# G3 ibook backlight probs



## wireleets (Mar 8, 2005)

My ibook has this problem that as I push the screen back the light goes off. I'm stuck in the bush of Zambia and want some advice before I go opening up my only form of (relatively) decent communication with the rest of the world. Any ideas/help most welcome. I do have some tools that may get me in.
Thanks


----------



## MSY-Houston (Dec 5, 2004)

wireleets said:


> My ibook has this problem that as I push the screen back the light goes off. I'm stuck in the bush of Zambia and want some advice before I go opening up my only form of (relatively) decent communication with the rest of the world. Any ideas/help most welcome. I do have some tools that may get me in.
> Thanks


Sorry--I'm not sure exactly what you mean by push the screen back and which light. I do know that the screen can appear blank if the ambient light hits it just right.


----------



## MSM Hobbes (Apr 23, 2004)

Zambia!!! Yikes!!! Almost had to travel there once, but thankfully didn't go. 
No offense at all intended; wonderful warm people, but good golly, ya cain't drink the water, cain't eat the fruit, cain't do much besides worrying about which bug is gonna get ya, be it a skeeter, fly, etc. or the civil war...  Not a place for this Ozark mountain hillbilly boy [altho' did go as far as getting all the shots... ]

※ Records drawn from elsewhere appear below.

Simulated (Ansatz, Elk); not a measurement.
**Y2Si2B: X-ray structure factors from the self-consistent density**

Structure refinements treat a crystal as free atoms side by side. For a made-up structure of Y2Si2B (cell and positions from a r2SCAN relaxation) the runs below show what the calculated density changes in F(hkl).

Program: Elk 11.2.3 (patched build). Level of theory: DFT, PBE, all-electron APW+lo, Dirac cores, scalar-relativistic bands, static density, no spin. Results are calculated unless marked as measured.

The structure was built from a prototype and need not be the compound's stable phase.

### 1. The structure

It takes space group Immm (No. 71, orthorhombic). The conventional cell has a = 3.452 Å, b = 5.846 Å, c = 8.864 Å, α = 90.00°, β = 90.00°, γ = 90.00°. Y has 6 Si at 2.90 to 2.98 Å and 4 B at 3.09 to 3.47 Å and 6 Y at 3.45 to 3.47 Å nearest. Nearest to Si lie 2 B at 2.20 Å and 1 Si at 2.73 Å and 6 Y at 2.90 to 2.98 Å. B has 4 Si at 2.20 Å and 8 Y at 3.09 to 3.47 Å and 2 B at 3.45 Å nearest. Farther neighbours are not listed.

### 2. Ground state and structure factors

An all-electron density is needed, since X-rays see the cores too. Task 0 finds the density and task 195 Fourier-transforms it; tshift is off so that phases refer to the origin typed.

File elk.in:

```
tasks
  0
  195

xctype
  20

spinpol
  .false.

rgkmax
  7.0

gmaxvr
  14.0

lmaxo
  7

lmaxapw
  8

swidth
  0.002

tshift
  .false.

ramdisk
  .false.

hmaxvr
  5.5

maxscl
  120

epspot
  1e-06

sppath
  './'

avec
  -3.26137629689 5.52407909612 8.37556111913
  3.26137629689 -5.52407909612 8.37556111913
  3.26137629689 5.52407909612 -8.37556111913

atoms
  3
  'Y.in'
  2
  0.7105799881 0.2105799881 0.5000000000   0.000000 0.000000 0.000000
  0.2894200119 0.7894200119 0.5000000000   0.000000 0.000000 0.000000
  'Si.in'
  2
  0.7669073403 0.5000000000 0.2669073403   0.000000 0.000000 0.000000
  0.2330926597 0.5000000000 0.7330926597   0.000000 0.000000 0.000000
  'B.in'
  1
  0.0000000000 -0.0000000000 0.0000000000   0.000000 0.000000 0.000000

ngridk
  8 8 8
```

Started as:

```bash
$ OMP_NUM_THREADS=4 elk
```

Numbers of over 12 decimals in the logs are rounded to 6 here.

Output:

Anyhow, if I understand your situation correctly, your lcd screen is going or gone out, esp. when ya open the laptop ["pushing the screen back"]? From what I've seen & heard, main two causes are (a) wire crunkled at the pivot point, and/or (b) bad logic board.

Have you seen this link: http://www.apple.com/support/ibook/faq/
This one too may be pertinet: http://schwarztech.us/articles/schwarzibookcable.shtml

FYI: the serial number its under the keypad, upper right side.

Good luck!

Oh, one more link: http://apple.slashdot.org/apple/04/01/14/228225.shtml?tid=137&tid=180 discusses in quite depth this issue: "I've recently bought an iBook, and it started having the very common backlight problem. Basically, there are two types of things that can cause the problem: either the screen hinges pinching the cables, which is pretty easy to fix if you're not scared of opening things up; or it could be the logic board, which is what happened in my case. I've heard of someone being able to fix it by doing a bypass operation on the board, soldering a wire before the break and soldering it directly on the backlight connector. Aside from that, however I haven't been able to find much about how to fix that particular problem. Have any of you iBook-owning Slashdot readers had to repair your iBook like this? Any hints? If my repair is successful I'll surely snap a bunch of pictures and make a website, as this is a problem that affects a lot of iBook owners."

One link w/in this thread is: http://home.comcast.net/~stonent/screenfix.htm


----------



## LBee (Jul 12, 2007)

_ "I've recently bought an iBook, and it started having the very common backlight problem. Basically, there are two types of things that can cause the problem: either the screen hinges pinching the cables, which is pretty easy to fix if you're not scared of opening things up; or it could be the logic board"_

My Ibook g-3 700 laptop stopped lighting up, the machine commences to booting with the happy orchestra sonic, (ya know ) TADAAAAH! and proceeds to whirr up enthusiastically. Only no display, just dark.. Once when i tried with the screen open only an inch, It did come on and then flickered off, long enough though that I could see it boot with the little circle of lines going round.. but when I tried to open it all the way it went out.

It seems like a bad connection, because I did a thing that day I never do, I carried like in my arm, without nestling it a case, so Im thinking that carrying it that way maybe causes a pinched or loose connection. 0I'll just get another one anyway, but it seems like this machine is still booting just fine, just no lights. What about plugging it to a monitor, will it work USB? Could it be an inverter or just a bad display, and inverter is like 40 bucks. I have a local repair place that also sells all the parts, but I want to do it myself if possible.


----------



## LBee (Jul 12, 2007)

Okay I did go and and get some more info on this IBOOK dreaded dead backlight can of worms.. THeres a lot of info saying about how the logic board, OR the hinge is the case and this could be an ongoing issue into the newer laptops. etc etc.. 
but here:
http://engineroom.blogdrive.com/ go down to the december 8 post and this kind person has written a dissertation on opening the book and finding that one wire has become cut clean in two, and reparing it, but also the problem that there is very little room in there, I cant wait to try this; Wow that was a long sentence, eek. Thanks for the link above, since I guess thats how I found it.


----------